The setup is as follows: Windows Server 2003 domain controller (provides DHCP and DNS services), 10 workstations - 9 are XP Pro, one is Windows 7 Pro.

The Windows 7 workstation has a Brother printer attached to it which is shared across the whole network. All workstations can print to the shared printer apart from one workstation which intermittently loses connectivity to that workstation.

When the problem occurs, the workstation in question is unable to ping to Windows 7 workstation, nor can it access the printer. Trying \\computername in Start - Run brings up the usual error about being unable to connect. This workstation can access all the shared resources on other workstations on the network and on the server - it just loses connectivity to the one workstation.

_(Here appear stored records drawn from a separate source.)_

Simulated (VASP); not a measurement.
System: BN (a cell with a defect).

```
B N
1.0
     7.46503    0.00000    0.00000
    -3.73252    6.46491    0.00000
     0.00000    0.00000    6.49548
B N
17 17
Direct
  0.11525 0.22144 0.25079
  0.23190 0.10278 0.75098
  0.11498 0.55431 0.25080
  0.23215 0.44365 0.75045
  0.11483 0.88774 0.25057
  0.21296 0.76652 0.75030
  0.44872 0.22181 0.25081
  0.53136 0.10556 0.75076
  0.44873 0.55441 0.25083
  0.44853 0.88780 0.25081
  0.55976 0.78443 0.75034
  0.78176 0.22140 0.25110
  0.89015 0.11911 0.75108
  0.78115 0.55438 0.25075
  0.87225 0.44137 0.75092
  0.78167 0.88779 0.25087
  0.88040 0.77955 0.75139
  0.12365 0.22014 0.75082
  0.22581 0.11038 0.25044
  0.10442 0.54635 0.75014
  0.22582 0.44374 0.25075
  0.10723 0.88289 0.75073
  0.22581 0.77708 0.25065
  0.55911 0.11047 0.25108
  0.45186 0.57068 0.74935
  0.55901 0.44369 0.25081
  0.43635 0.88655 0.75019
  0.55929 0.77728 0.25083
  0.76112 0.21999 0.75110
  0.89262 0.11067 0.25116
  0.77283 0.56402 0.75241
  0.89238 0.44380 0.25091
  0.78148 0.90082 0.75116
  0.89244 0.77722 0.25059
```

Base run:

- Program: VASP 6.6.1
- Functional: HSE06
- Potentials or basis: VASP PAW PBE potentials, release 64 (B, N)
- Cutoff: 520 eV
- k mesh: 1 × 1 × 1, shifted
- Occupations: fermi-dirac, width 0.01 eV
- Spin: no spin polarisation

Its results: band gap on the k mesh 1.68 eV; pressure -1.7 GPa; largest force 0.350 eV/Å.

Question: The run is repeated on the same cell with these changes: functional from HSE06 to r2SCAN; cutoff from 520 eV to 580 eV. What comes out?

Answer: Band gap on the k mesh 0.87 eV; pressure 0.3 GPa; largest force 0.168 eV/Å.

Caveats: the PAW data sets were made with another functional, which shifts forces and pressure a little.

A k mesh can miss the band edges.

When this problem occurs, all other workstations and the server can still access the Windows 7 workstation fine - they can ping it, print to the shared printer and access it via Start-Run-\\computername.

I've tried everything I can think of on the workstation with the problem:- different network cable, different network socket, uninstalled firewall, reinstalled network card drivers, different IP, different computer name.

What's interesting/annoying is that it's totally intermittent - one minute the workstation will be able to print fine then a few minutes later it will lose connectivity. I also noticed a couple of times that when doing a ping -t to the Windows 7 workstation, there would be say 1 reply out of every 10 - but this only occurred a couple of times.

I've pretty much run out of things to try on this one - my next plan would probably be to format the workstation.

Can anyone suggest anything I've not yet tried?
 
How about a different network card, inside the 'faulty' pc.

On my main machine, I was having similar issues, with the onboard nic. Installed a separate nic, and everything is working again.
 
This may not apply but doesn't Microsoft impose a limit of only 10 concurrent sessions to any one PC...
I think there is a registry hack out there to allow more.
 
I recall reading of some pretty serious problems with getting XP & 7 to talk directly to each other.

It may just be unsolvable. XP support expires in April 2014, I'd just use this as an excuse to upgrade that workstation to 7.

Also, why isn't the printer shared out from the server? That's how it should be...would avoid issues like this.
 
When this problem occurs, all other workstations and the server can still access the Windows 7 workstation fine - they can ping it, print to the shared printer and access it via Start-Run-\\computername.

And what of the system that can't access. Can anyone access it when it is down? Can it access the internet but not the printer? Can you access by IP address and not share name? What errors show in the event logs when this happens?
 
Can that one computer access the internet at the time this problem is occurring?

We had a client which had a network cable to one of their computers running on the floor and behind a filing cabinet. It had intermittent network access. We ran a cable straight to the switch and everything was OK. Pulled the old wire and found it had become frayed behind the filing cabinet, which was causing the problem.
 
Had the same issue this week. The user changed the IP address settings. Changed the dns1 back to the server IP and second as the router IP. Boom all fixed
 
Concurrent connection limitation is a possibility but the fact that only that one particular machine is having this problem leads me to believe the culprit is something else.

I don't believe any computing issue such as this is unsolvable, granted correct troubleshooting steps are taken. Since it is PC specific, if it is seemingly unsolvable, then a re-image should resolve it. I tend to agree with Cadishead, this is either a problem with the NIC in use or a problem with the image, as mentioned, during this issue Event Logs should be checked. One other thing to monitor would be the network traffic on the troubled machine to make sure no foul network activity is taking place.

I agree though, the file server should be the print server instead of some random workstation. Even better, if the printer supported it, it should be connected to the LAN via IP address instead of being connected via USB to a PC acting as a server, less things to go wrong and troubleshoot when thing do not work.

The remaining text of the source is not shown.